On Thu, Feb 25, 2010 at 7:48 PM, Steven Buss <[email protected]> wrote:
>
> I still don't see this. Hopefully I can explain my confusion. It seems
> to me that the complexity you wrote uses a kernel that does not
> require pair-wise computations. It doesn't look like this is actually
> operating on the Gram matrix, H.
>
This is correct, it's not using the full Gram matrix at all, which won't
yield
the same results as what you're doing for a general kernel K(u,v).
But it *does* work for kernels of the form K(u,v) = <k(u), k(v)>, where
the inner product is the euclidean inner product, and k() is a (possibly
complex, nonlinear) function from R^(X.numCols) to R^(dim_Kernel).

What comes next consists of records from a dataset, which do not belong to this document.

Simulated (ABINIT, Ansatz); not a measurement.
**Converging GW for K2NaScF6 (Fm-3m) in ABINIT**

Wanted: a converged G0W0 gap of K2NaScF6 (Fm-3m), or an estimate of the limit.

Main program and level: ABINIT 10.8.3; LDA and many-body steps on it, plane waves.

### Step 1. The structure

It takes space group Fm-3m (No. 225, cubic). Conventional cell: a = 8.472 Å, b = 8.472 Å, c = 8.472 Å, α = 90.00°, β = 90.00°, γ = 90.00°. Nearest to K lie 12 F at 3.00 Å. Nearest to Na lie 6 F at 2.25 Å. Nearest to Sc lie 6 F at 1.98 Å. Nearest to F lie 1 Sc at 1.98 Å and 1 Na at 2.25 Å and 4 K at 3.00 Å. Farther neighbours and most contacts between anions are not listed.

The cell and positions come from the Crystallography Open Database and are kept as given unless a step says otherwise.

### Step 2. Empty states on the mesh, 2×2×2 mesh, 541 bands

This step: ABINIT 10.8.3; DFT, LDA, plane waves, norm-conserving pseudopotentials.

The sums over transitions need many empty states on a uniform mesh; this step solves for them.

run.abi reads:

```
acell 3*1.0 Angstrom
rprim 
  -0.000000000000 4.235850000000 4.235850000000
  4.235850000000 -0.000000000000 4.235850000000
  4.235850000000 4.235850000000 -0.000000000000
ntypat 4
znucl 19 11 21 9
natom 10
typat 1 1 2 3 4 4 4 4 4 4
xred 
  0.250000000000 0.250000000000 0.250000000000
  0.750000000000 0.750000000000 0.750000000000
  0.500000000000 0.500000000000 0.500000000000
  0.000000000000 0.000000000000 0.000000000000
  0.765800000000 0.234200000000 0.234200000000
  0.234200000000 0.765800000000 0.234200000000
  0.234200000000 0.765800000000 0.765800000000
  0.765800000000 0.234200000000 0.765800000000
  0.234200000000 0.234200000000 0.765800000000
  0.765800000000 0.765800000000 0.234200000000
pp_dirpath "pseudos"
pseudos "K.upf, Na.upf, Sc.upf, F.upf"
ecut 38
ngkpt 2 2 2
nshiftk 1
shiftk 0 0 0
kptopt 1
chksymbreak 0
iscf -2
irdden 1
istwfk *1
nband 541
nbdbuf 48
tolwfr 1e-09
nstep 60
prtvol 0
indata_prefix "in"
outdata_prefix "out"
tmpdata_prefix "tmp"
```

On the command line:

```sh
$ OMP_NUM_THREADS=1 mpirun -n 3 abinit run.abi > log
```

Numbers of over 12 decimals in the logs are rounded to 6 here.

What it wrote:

Let's go over in detail a little how this works and see if I'm smoking
crack:
> (call the data matrix X)
> I think a more accurate complexity would be O(k * numUsers *
> (kernelCost * numUsers)), which is the same as precomputing H. For
> every row, i, of X that the Lanczos algorithm comes to, we need to
> find k(X_i, X_{1...N}).
>
No, this is not what Lanczos does. Let's drop the kernel for a
bit, and stick with the euclidean one. Using Lanczos to get the SVD
of X can be done in several ways, as the SVD is looking for really
either the left singular vectors, or the right ones, because once you
have one set, you can reconstruct the other in a single pass over
your original data. So we can either look for eigenvectors of
X*X^{t} (which are N-dimensional), or eigenvectors of X^{t}*X
(which are M-dimensional). The most straightforward way to look
for eigenvectors of X*X^{t} is to first compute the full X*X^{t}
matrix, and then run (symmetric) Lanczos on the result to pull
out N-dimensional eigenvectors.
If instead we look for the M-dimensional eigenvectors of X^{t}*X,
by noting the following:
for each i = 1->M
[ (X^{t}*X)*v ]_i = sum_j,k=1->N (X_ij X_jk v_k)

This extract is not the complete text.